#!/usr/bin/env python3
# Copyright (c) Meta Platforms, Inc. and affiliates.
#
# This source code is licensed under the MIT license found in the
# LICENSE file in the root directory of this source tree.

r"""
Bivariate conditioning algorithm for approximating Gaussian probabilities,
see [Genz2016numerical]_ and [Trinh2015bivariate]_.

.. [Trinh2015bivariate]
    G. Trinh and A. Genz. Bivariate conditioning approximations for
    multivariate normal probabilities. Statistics and Computing, 2015.

.. [Genz2016numerical]
    A. Genz and G. Tring. Numerical Computation of Multivariate Normal Probabilities
    using Bivariate Conditioning. Monte Carlo and Quasi-Monte Carlo Methods, 2016.

.. [Gibson1994monte]
    GJ. Gibson, CA Galsbey, and DA Elston. Monte Carlo evaluation of multivariate normal
    integrals and sensitivity to variate ordering. Advances in Numerical Methods and
    Applications. 1994.
"""

from __future__ import annotations

from typing import Any, Optional, TypedDict
from warnings import warn

import torch
from botorch.utils.probability.bvn import bvn, bvnmom
from botorch.utils.probability.linalg import (
    augment_cholesky,
    block_matrix_concat,
    PivotedCholesky,
)
from botorch.utils.probability.utils import (
    case_dispatcher,
    get_constants_like,
    ndtr as Phi,
    phi,
    STANDARDIZED_RANGE,
    swap_along_dim_,
)
from botorch.utils.safe_math import log as safe_log, mul as safe_mul
from linear_operator.utils.cholesky import psd_safe_cholesky
from linear_operator.utils.errors import NotPSDError
from torch import LongTensor, Tensor
from torch.nn.functional import pad


class mvnxpbState(TypedDict):
    step: int
    perm: LongTensor
    bounds: Tensor
    piv_chol: PivotedCholesky
    plug_ins: Tensor
    log_prob: Tensor
    log_prob_extra: Optional[Tensor]


class MVNXPB:
    r"""An algorithm for approximating Gaussian probabilities `P(X \in bounds)`, where
    `X ~ N(0, covariance_matrix)`.
    """

    def __init__(self, covariance_matrix: Tensor, bounds: Tensor) -> None:
        r"""Initializes an MVNXPB instance.

        Args:
            covariance_matrix: Covariance matrices of shape `batch_shape x [n, n]`.
            bounds: Tensor of lower and upper bounds, `batch_shape x [n, 2]`. These
                bounds are standardized internally and clipped to STANDARDIZED_RANGE.
        """
        *batch_shape, _, n = covariance_matrix.shape
        device = covariance_matrix.device
        dtype = covariance_matrix.dtype
        perm = torch.arange(0, n, device=device).expand(*batch_shape, n).contiguous()

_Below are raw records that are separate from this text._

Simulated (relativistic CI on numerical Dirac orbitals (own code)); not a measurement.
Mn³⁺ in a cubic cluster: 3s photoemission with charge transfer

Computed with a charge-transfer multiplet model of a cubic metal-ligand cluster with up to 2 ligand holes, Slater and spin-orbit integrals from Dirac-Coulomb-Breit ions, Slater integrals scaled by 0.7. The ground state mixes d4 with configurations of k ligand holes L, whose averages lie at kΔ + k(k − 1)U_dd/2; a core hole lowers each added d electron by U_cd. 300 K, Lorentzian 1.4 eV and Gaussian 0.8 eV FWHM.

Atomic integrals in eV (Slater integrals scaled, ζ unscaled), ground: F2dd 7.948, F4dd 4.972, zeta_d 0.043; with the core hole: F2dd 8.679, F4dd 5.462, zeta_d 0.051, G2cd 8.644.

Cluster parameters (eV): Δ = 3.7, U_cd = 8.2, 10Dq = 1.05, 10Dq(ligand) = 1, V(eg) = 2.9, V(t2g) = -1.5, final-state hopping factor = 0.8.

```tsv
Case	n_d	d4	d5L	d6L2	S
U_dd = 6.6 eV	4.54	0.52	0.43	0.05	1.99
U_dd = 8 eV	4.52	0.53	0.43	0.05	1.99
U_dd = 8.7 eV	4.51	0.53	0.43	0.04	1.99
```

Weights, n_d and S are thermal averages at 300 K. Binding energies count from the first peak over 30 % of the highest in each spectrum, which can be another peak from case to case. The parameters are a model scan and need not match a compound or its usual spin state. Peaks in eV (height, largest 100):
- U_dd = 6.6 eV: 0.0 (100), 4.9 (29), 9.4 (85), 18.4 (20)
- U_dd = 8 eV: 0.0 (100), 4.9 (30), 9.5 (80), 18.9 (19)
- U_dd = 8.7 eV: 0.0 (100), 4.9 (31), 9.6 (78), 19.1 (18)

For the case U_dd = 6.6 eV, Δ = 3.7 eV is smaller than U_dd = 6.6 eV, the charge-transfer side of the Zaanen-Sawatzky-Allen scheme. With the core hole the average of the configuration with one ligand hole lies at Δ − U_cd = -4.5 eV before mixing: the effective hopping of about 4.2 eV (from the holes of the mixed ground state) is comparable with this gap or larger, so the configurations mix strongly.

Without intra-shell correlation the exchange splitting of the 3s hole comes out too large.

        # Standardize covariance matrices and bounds
        var = covariance_matrix.diagonal(dim1=-2, dim2=-1).unsqueeze(-1)
        std = var.sqrt()
        istd = var.rsqrt()
        matrix = istd * covariance_matrix * istd.transpose(-1, -2)

        # Clip first to avoid differentiating through `istd * inf`
        bounds = istd * bounds.clip(*(std * lim for lim in STANDARDIZED_RANGE))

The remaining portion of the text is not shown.